Do not deflect your attention, or you might miss an important achievement on the way to the high-luminosity era of the LHC. Like the completion of the new deflection magnets which will transfer the beam between the first two elements of the CERN accelerator complex, Linear Accelerator 4 (Linac4) and the Proton Synchrotron Booster (PSB).

As part of the LHC Injector Upgrade (LIU) project, the Vertical Booster Injection Septum Magnets (BISMV10) successfully passed their final test on 8 November. Hosted in their vacuum tank, they will be installed on the transfer line between LINAC 4 and the four superimposed rings of the PS Booster during the second Long Shutdown in 2019-2020.

In the future configuration, the beam coming from Linac4 will be divided in slices with the help of kicker magnets installed on the transfer line. Each slice will then be vertically deflected by the new septum magnets to reach the first, the second and the fourth ring of the PS Booster. Since ring number three is at the same level as the incoming beam, no deflection is required for it.

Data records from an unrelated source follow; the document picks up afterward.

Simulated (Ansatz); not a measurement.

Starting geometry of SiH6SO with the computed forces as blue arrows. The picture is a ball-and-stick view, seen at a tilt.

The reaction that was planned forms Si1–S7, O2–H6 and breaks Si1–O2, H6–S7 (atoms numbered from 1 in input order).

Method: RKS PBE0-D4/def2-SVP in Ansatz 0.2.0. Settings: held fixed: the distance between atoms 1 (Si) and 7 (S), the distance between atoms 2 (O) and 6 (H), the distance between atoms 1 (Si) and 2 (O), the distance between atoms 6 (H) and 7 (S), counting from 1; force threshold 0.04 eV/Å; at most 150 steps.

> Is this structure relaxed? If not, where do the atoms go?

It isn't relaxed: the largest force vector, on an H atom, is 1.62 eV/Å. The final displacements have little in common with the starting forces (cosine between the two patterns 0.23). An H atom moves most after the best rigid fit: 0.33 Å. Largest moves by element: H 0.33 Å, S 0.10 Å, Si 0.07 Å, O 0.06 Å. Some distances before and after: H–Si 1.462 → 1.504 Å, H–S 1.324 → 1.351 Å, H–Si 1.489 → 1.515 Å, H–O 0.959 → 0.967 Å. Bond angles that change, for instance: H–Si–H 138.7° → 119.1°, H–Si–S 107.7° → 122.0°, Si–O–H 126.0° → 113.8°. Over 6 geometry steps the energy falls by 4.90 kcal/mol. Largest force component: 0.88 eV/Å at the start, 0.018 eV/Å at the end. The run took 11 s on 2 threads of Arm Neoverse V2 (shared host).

Septum magnets are designed in such way that the magnetic field stays only in the magnet gap through which the beam passes. The leakage magnetic field on the outside of the septum is kept to an absolute minimum. This allows the septum magnets to be positioned as close as possible to the circulating beams in the PS Booster without inducing any unwanted oscillations. It also allows the beam that goes to ring three to pass unaffected between the two magnets. 

Magnets 2 and 4 inside the vacuum tank with the small space between them for the passage of beam for the third ring of the PS Booster. (Image: Julien Ordan/CERN)

The predecessors of the new magnets, currently in use, are made of ferrite and are only capable of dealing with a 50 MeV beam coming from Linac2. The new system, on the other hand, is able to deflect the 160 MeV beam of negative hydrogen ions produced by Linac4. Each of the six new magnets is made of stacks of one thousand five hundred steel laminations, each one 350 microns thick. 

Michael Hourican (left), the project engineer who designed the system, and Miro Atanasov (right), technical engineer, near the completed BISMV10 vacuum tank. (Image: Julien Ordan/CERN)

The upgrade of another component on the transfer line, the Beam Injection Distributor (BIDIS) which cuts the beam from Linac4 in six individual slices, is also currently in its final stages of testing. In early 2018 the assembly of new septum magnets based on the eddy current principle for the injection of the beam in the Proton Synchrotron will begin.